Gatorland announces largest expansion since ‘49

News-Gazette Photo/Martin Maddock

Ground was broken last week for Gatorland’s new attraction, Gator Joe’s Adventure Outpost.

By Charlie Reed

For the News-Gazette

Gatorland’s push toward adventure experiences and entertainment was on display last week at the venerable attraction.

Always owned and operated by the Godwin family, the park broke ground on a new swamp buggy adventure

News-Gazette Photo/Martin Maddock
Ground was broken last week for Gatorland’s new attraction, Gator Joe’s Adventure Outpost.

April 19, it’s largest expansion since opening in 1949.

“Gator Joe’s Adventure Outpost” – named for a longtime employee – is where visitors will soon be able to jump aboard one of three custom-made swamp buggies.

They cut through rough-cut paths in the Florida scrub that surrounds and makes up Gatorland. The open-air vehicles sit high up off the ground. They have a monster-truck feel and offer a purposefully bumpy ride.

Staying true to its name, alligators and Florida crocodiles are part of the new tour. The buggy ride includes splashing down into a gator pond with underwater fencing, letting passengers feed the reptiles and stopping at an actual alligator graveyard.

Gatorland, which opened 20 years before Disney World arrived in 1971, has branched out over the years. It’s transformed from an old-fashioned attraction to a modern-day theme park, with ziplines instead of roller coasters and real animals instead of animatronics.

Gatorland entertainers now include former Orlando radio personality Savannah, a self-professed alligator lover who often updates the park’s Facebook feed with live videos.
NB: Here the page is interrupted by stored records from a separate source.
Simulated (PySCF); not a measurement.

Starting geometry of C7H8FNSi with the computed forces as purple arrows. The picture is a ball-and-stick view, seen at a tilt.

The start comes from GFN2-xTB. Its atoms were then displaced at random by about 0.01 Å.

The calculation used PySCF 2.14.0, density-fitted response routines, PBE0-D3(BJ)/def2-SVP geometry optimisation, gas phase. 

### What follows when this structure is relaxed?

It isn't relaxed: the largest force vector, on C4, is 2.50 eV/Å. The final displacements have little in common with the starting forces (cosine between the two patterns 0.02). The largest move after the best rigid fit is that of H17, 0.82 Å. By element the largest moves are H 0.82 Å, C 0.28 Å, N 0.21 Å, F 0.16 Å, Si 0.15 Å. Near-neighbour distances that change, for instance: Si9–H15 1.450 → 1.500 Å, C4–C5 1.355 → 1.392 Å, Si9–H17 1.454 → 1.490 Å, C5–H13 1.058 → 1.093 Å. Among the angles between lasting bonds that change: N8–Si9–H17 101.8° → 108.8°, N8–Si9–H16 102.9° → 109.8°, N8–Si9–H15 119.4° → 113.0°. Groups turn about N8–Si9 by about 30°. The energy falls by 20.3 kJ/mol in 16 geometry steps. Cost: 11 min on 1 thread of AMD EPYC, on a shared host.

Some employees are theme actors while others are more hands-on animal keepers that introduce the park’s smaller reptiles to the public.

Justin White, a 26-year-old UCF graduate, has worked at Gatorland for five years. He climbed his way up from a retail sales position to gator handler, one of the most coveted jobs at the park.

“I love it. I get to teach people about my favorite animal in the world,” White said.

The park’s success, say members of the Godwin family, is that it highlights Florida’s natural wonders and has never expected its gators to compete with Mickey Mouse.

Gatorland has partnerships with other smaller, local Central Florida attractions – from Fun Spot Orlando to Boggy Creek Airboat Rides – which helps the group through shared promotions, said President and CEO Mark McHugh, who married a Godwin daughter.

The attraction also works with Experience Kissimmee and Visit Florida, public-private tourism marketing organizations to expand its brand to national and international markets. 
Tourism is a difficult business that he wouldn’t trade for the world, said McHugh.

“We’re learning that people want an experience, not just a place to walk around,” he said.

Nancy Godwin remembers coming to Gatorland for the first time in October 1956 to meet her soon-to-be husband’s family.

Nancy and Owen Godwin Jr. were married 59 years and raised two daughters just outside Tampa though Gatorland was always their stomping ground. Now 80, Nancy is a retired executive secretary and Owen Jr., now deceased, was a mechanical engineer.

They lived out of town and didn’t handle day-to-day Gatorland operation. But they always stayed closely connected to the family business, said Godwin, a member of the park’s board of directors who came out for the expansion event Wednesday.

“We’re all so proud of how far it’s come,” she said.